Make your environment a woodshop
If you go into a woodworker’s woodshop and look around, what will you see? Organized environment with a dozens of different tools ready at hand. Now, is that what you see when you open your computer in your office?
Over the centuries, the various tradesmen have developed tools, techniques and structures that help them be better at their craft. They’ve made thousands of small adjustment and disctinctions to get the tools right. The result is the perfect tool for the job at the perfect time.
They’ve also created environments around them that breathe the essence of what their job is about. The woodworker has the woodshop, the smith the smithy, the tanner the tannery… But what does the information worker have?
App and websites — that’s the digital environment. And then, an office — that’s the physical environment. Let’s get concrete.
The physical environment
Does your office breathe the essence of what your job is about? When you step into the place where you work, does it immediately remind you of what your work entails? Does it display clearly all the tools you need? Or do you need to make an effort to remember and organize them before you begin?
We’ve become less used to shaping our physical environments because we spend so much time in the digital one. We neglect the space on the walls where a helpful poster could be, or we are content with headphones lying about freely when one nail would suffice to hang them and have a clear desk.
The digital environment
It’s a mess. How many people are clearly reminded of what they do and why when they look at their computer?
To add to the struggle, if we use the same machine for fun and for work, it lacks a sense of specific purpose. There is no clear boundary. It’s like if the woodworker’s woodshop was also the living room, with sofas and bookshelfs and all. That wouldn’t work too well.
Another part of the problem is that to shape significantly your digital environment, you need programming knowledge. Without it, you are confined to the predefined customizability of products made by others. Not much sense of ownership in that.
Work to have your environment work for you
Wouldn’t it be awesome if someone designed a computer and a office specifically for you? Took all your life into account and tailored everything to you from the ground up, figuratively and literally. How would it feel to be in that place? Everything would be right where you need it, organized and ready to be used to help you be your best. Need to write? Here’s the perfect room and a program just for you! Want to make some music? Here’s a soundproof room and the guitar you always wanted!

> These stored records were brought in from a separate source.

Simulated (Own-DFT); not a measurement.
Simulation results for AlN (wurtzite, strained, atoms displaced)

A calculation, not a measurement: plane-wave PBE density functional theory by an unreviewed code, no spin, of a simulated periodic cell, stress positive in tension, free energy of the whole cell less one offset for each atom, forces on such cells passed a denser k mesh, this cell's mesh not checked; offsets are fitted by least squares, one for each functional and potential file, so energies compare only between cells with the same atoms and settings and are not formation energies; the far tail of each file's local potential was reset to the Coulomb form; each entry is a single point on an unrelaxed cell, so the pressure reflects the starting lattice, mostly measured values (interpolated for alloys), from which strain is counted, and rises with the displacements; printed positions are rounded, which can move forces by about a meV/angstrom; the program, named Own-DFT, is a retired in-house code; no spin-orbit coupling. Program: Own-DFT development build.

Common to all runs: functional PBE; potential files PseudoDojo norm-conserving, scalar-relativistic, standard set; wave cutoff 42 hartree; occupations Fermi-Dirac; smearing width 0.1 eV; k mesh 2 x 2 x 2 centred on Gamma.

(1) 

That’s the ideal. And it’s an ideal worth going toward because altering the enviroment we experience every day, even though it may require inital effort, will make what we do that much easier.
One example to leave you with. My dad and I put a pull-up bar in between the wooden pillars of a pergola on our front yard. It took a few days, but by now, I’ve done hundreds of pull-ups and various other exercises using it and it’s a part of my everyday workout. And it’s fun for me.
What can you do or create to make your physical and digital environment serve you more? How can you make it into a woodshop where everything is ready at hand when you need it?